NASA. Remember NASA? It’s the once-glorious government agency that put men on the moon, the agency whose Voyager I space probe left our solar system in 2013 for parts unknown, the agency that, in the immortal words of John F. Kennedy, did things not because they were easy, but because they were hard.

FORTRAN. Remember FORTRAN? Well, of course you don’t. And that’s precisely why, in mid-2017, maintaining ancient programs written in it isn’t easy. It’s hard. Really hard. It’s so hard, in fact, NASA is holding a contest featuring a prize purse of up to $55,000. It’s the sort of app dev challenge that would look good on any résumé — if you know FORTRAN, that is. And computational fluid dynamics, too.

According to NASA, all you need to do is “manipulate the agency’s FUN3D design software so it runs ten to 10,000 times faster on the Pleiades supercomputer without any decrease in accuracy.” It’s called the High Performance Fast Computing Challenge (HPFCC).

If you’re a U.S. citizen at least 18 years old, all you need do, NASA says, is download the FUN3D code, analyze the performance bottlenecks, and identify possible modifications that might lead to reducing overall computational time. “Examples of modifications would be simplifying a single subroutine so that it runs a few milliseconds faster. If this subroutine is called millions of times, this one change could dramatically speed up the entire program’s runtime.”

If you’ve ever asked what you can do for your country, this may be it.

It’s your chance to go far beyond mere cloud computing, your chance to do outer-space computing — perhaps to infinity and beyond.

Ok, let’s get serious… FORTRAN has suffered  mightily from the same ignominious fate as assembler language and COBOL (the language that paid my bills for many years). No one cares about FORTRAN, no one wants to learn it, few institutions bother to teach it, and many who were expert in it are long-since deceased.
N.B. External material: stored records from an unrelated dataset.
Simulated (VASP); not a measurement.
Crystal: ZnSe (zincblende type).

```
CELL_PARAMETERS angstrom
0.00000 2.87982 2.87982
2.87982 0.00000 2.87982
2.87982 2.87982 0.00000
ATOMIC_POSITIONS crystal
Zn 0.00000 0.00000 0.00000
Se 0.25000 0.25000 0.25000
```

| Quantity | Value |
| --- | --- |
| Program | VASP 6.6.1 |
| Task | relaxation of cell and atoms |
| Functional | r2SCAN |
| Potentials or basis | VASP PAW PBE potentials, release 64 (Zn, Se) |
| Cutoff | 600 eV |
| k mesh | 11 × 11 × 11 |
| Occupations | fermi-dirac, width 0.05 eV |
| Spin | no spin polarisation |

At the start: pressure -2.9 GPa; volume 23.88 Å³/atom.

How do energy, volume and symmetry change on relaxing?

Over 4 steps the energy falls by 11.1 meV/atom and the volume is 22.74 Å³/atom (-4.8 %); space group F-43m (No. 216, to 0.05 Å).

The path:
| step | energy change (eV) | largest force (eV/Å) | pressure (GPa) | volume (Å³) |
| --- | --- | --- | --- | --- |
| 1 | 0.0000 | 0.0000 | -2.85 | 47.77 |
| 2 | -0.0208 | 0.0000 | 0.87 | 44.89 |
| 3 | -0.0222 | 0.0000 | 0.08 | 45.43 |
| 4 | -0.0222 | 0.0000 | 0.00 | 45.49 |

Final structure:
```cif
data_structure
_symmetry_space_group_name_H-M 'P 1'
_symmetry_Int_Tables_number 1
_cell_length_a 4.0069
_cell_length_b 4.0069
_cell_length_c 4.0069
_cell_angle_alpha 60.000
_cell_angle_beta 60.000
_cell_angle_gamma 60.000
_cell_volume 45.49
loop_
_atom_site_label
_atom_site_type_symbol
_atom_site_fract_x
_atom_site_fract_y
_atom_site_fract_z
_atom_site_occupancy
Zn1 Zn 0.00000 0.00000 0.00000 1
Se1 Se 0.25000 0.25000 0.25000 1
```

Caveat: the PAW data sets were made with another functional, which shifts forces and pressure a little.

Physicist Daniel Elton, in a July 2015 personal blog entry, suggests that FORTRAN remains viable (at least among physicists) because of the enormous amount of legacy code still in production, its superior array-handling capabilities, little need to worry about pointers and memory allocation, and its ability to catch errors at compile time rather than run time. In a March 2015 post in the Intel Developer Zone, Intel’s Steve Lionel (self-anointed “Dr. FORTRAN” and now recently retired) said a poll of FORTRAN users conducted at the November 2014 supercomputing conference indicated 100% of respondents would still be using the language five years later.

With good reason, we live in a world dominated by the likes of Java, C, C++, C#, Python, PHP, Ruby, Swift, R, Scala and scads of others. Visual Basic, Pascal, PL/I, ADA, APL, along with COBOL and FORTRAN have seen their day. The problem is that, to paraphrase Gen. Douglas MacArthur, old programming code never dies — and it doesn’t fade away, either.

How much ancient code from legacy languages do you come across in dealing with enterprise IT? Are you afraid to tinker with it? Does anyone know what those programs actually do? Has the documentation been lost to the ravages of time? Does the source code still exist? Tell us how you deal with it; we’d like to hear from you.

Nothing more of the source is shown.